We want to be little “gods” reigning supreme over the affairs of our and others’ lives as if we’d been imbued with divine wisdom, consistently choose the moral high ground, and suspend self-interest when it invites us to break from principle.

But, we don’t have divine potency and still, we want to run things—and often live as if we do.

So, how do you decide what your life’s experiences mean?

Last time, I invited you to consider that, above all else, God’s intention is to grow you to maturity in Christ. [Jas 1:4] Second, that you who are in Christ, are (present tense) God’s poema: God’s masterpiece, prepared to do good in the world. [Eph 2:10]

Your “world”.

The God of the universe claims you to be the work of his creative artistry so that good gets done through you.

To these, we add one final perspective to help you interpret life.

Society suggests that, for most, life is horribly unfair and often cruel. Different subcultures have their own villains and scapegoats upon whom they pin responsibility for injustice.

More common is the assumption of causality: what I get, I deserve. If something good happens, I merited it. If trouble, I earned that too.

Against these views stands Romans 8:28: “And we know that in all things God works for the good of those who love him, who have been called according to his purpose.”

For those who sincerely love and follow God, in every experience of life God is working for good. This doesn’t mean everything that happens is good. It means, in the midst of it, God intends to work it out for good—specifically for your good. 

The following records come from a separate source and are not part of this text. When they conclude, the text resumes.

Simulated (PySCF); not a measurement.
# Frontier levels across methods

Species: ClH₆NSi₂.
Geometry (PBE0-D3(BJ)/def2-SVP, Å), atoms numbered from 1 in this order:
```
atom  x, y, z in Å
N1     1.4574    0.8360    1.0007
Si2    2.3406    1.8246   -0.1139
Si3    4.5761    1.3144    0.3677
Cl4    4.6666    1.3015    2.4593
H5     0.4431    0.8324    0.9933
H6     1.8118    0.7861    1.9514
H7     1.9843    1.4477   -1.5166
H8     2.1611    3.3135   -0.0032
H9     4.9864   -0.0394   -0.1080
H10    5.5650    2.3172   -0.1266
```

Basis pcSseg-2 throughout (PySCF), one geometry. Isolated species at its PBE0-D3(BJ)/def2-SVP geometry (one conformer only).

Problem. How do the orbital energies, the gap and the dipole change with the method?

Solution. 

When working with dozens of pastors who are my coaching clients, I challenge them to search for the good in the midst of trouble. And I coach myself this way too.

In Acts 14. Paul is in Lystra healing the sick and pointing to Christ, like a champ. Next thing you know, he gets beaten within an inch of his life! The cultural assumption is that Paul blew it. He did something to provoke that attack.

Yet, you don’t see Paul collapsing in a puddle of tears. He doesn’t give up the ministry because some mob almost killed him. He (apparently) gets prayer, then he and Barney head off to Derbe where they win a bunch of people to Christ.

Buoyed by the reality of Rom 8:28, you can face life’s setbacks with stamina in the hope that God’s at work for your good…if you choose to believe it.

 

Coaching Distinctions #29

The Meaning we Make Up (part seven)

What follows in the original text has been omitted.